Justice Minister Owen Bonnici’s decision to promote Magistrate Consuelo Scerri Herrera to a judge again underscores this government’s lack of respect of statutory bodies.

Such disdain is usually demonstrated by ‘strongmen’ and autocrats who resort to gagging or discrediting the independent press, weakening the judiciary, also by appointing stooges and cronies, torpedoing the institutions and branding as enemies of the state those who flag such grave shortcomings. The casualties are good governance, the rule of law and, ultimately, democracy itself.

Prime Minister Joseph Muscat argued that Dr Scerri Herrera should have been made a judge years ago. Why did he not promote her earlier? Had he done so he would have avoided an embarrassing situation not just to the new judge herself and to the government but, more importantly, to the justice system itself.

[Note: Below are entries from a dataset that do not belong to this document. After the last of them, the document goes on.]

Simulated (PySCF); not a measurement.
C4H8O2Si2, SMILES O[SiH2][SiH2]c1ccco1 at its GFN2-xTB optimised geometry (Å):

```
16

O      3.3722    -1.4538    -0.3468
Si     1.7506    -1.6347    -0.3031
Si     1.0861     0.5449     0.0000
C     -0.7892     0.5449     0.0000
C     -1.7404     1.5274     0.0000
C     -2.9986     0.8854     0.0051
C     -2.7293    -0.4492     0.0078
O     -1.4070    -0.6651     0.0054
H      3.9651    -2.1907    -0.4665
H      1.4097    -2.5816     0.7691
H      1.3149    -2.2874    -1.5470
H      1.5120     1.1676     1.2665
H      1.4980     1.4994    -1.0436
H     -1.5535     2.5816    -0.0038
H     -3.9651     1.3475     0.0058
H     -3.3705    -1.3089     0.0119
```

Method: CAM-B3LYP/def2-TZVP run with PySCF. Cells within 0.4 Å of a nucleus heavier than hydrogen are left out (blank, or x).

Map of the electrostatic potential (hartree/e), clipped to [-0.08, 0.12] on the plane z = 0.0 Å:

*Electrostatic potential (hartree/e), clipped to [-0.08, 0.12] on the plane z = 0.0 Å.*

Dr Scerri Herrera had been rebuked by the Commission for the Administration of Justice because of her behaviour in her private life. Still, Dr Bonnici nominated her for the post of judge last year, a proposal rejected by the Judiciary Appointments Committee. He tried again, successfully, after a new Chief Justice was appointed last April.

The government could have ignored the Judiciary Appointments Committee’s first decision and went ahead with the promotion but, by law, it would have had to justify its decision in a statement in Parliament. Regrettably, the committee is not bound by law to explain why it changed its opinion within a matter of months. That is a burden each member will have to carry forthwith.

What many people, including the Prime Minister, the Justice Minister and, now, the committee members too, forget is that for a person occupying such a sensitive position as that of a judge or a magistrate there is really no sharp distinction between private and public life.

One can be brilliant ‘on the Bench’ but if ‘off the Bench’ one allows one’s private life to lead to inevitable gossip and wincing, one would be failing in one’s duty as a member of the judiciary.

The judiciary’s code of conduct specifically says: “Members of the judiciary, as other persons, have a right to their private life. However, in this context, members of the judiciary are to ensure that their conduct is consistent with their office and that it does not tarnish their personal integrity and dignity which are indispensable for the performance of their duties.”

They are also expected to “conduct themselves, both in court and outside court, in such a manner as not to put into doubt their independence and impartiality or the independence and impartiality of the office they hold.”

The code also demands that members of the judiciary do not associate or show familiarity with individuals or associations that could discredit them or the office they hold. They shall also “avoid conduct that could give rise to public scandal”.

Certain images circulating on the social media had prompted the previous Chief Justice to note in the guidelines to the code of ethics: “Since propriety, and the appearance of propriety, are essential to the performance of all the activities of a judge, membership of ‘social networking internet sites’ is incompatible with judicial office.” This proviso appears to be more honoured in the breach.

As Seneca would say: to err is human but to persist is diabolical.